Another service from Omega

The Test of Second Partials


*****

do you remember how to check for the presence of a local max or local min at a point where the derivative is zero?

It went like this: if f'(a) = 0 then you need to check the sign of f"(a). If f"(a) < 0 then it is a local max, if f"(a)>0 it is a local min, and if f"(a)=0, then there is an inflection point at a. This was in calc1, in calc3 the situation is similar but unfortunately more complicated here is the proposition,

Theorem:

Let f(x,y) be a function with continuous second order partial derivatives at the point (a,b). If the gradient at (a,b) is zero, i.e. both partials w.r.t. x and w.r.t. y are zero at (a,b) then there could be a local max, a local min, a saddle point or we can't tell, depending on the sign of the matrix of second partials of f at (a,b). If the sign is positive there is a local min, if negative there is a local max and if it is zero there is a saddle point, otherwise there may be a saddle point or the test is inconclusive depending on wether the determinant of the matrix of second partials at (a,b) is negative or zero.
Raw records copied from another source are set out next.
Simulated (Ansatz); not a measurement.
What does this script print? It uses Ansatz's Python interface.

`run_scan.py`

In order to understand the statement above we need to define what we mean by the sign of a matrix. Let's do this for a 2 by 2 matrix,

> A := matrix(2,2,[fxx,fxy,fyx,fyy]);

                                    [fxx    fxy]
                               A := [          ]
                                    [fyx    fyy]

we say that A is positive (or positive definite) if,

> vector([a,b]) &* evalm(A) &* matrix(2,1,[a,b]) > 0;

                                     [fxx    fxy]    [a]
                       0 < [a, b] &* [          ] &* [ ]
                                     [fyx    fyy]    [b]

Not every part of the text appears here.